With all precincts reporting and only last-minute mail-in ballots yet to be counted, Manh Nguyen finished Election Day with a solid 13.6-point lead over his opponent in San Jose's District 4 City Council race.
Tim Orozco, a policy aide for state Sen. Bob Wieckowski, came away with 43.22 percent of the vote (4,059 ballots) against 56.78 percent (5,333) for Nguyen, who owns a Vietnamese-language media company. The next tally is expected at 5pm today, according to the Santa Clara County Registrar of Voters.
The victory will make 62-year-old Nguyen the second Vietnamese-American on the council. It also gives Mayor Sam Liccardo a new ally, another fiscal conservative on a council divided between business and labor interests. Nguyen was endorsed by Liccardo in the runoff and by the San Jose Silicon Valley Chamber of Commerce. Orozco, 56, enjoyed support from the South Bay Labor Council.

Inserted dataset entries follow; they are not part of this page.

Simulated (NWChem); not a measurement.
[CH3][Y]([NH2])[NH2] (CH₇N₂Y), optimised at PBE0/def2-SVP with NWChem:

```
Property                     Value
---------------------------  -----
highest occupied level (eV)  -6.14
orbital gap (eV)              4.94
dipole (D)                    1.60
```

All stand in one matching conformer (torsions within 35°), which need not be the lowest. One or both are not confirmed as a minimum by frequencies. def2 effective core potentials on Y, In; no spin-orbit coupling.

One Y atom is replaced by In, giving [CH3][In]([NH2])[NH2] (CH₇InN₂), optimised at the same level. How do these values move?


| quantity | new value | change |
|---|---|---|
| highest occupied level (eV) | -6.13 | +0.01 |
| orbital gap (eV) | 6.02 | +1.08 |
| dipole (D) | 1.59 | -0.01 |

Nguyen will replace Liccardo ally Margie Matthews, who was appointed by former Mayor Chuck Reed to fill the District 4 seat after Kansen Chu won election to the state Assembly.
> . . . for Nguyen, who owns a Vietnamese-language media company.
That media company would be “Vietnam Liberty News”.
It’s a hopeful sign that our new council member has more than a passing association with “liberty”.
Karma bit Tim Orozco in the a**.
Down goes Orozco, down goes Orozco!
I wouldnt say Orozco ‘enjoyed’ anything from Labor this election lol
If these council seat elections were open to “all” registered voters of San Jose, not just those who live in that district, the outcome might be different.
How he votes on issues can/ will affect me as a resident of San Jose. Just not fair.
It’s fair in that each area of the city is represented through a council member who represents that area (district).
In other cities where there aren’t districts, you see council members living primarily in one area (often a wealthier area), leaving other areas without any representation. There are other cities in the SF Bay area in this situation.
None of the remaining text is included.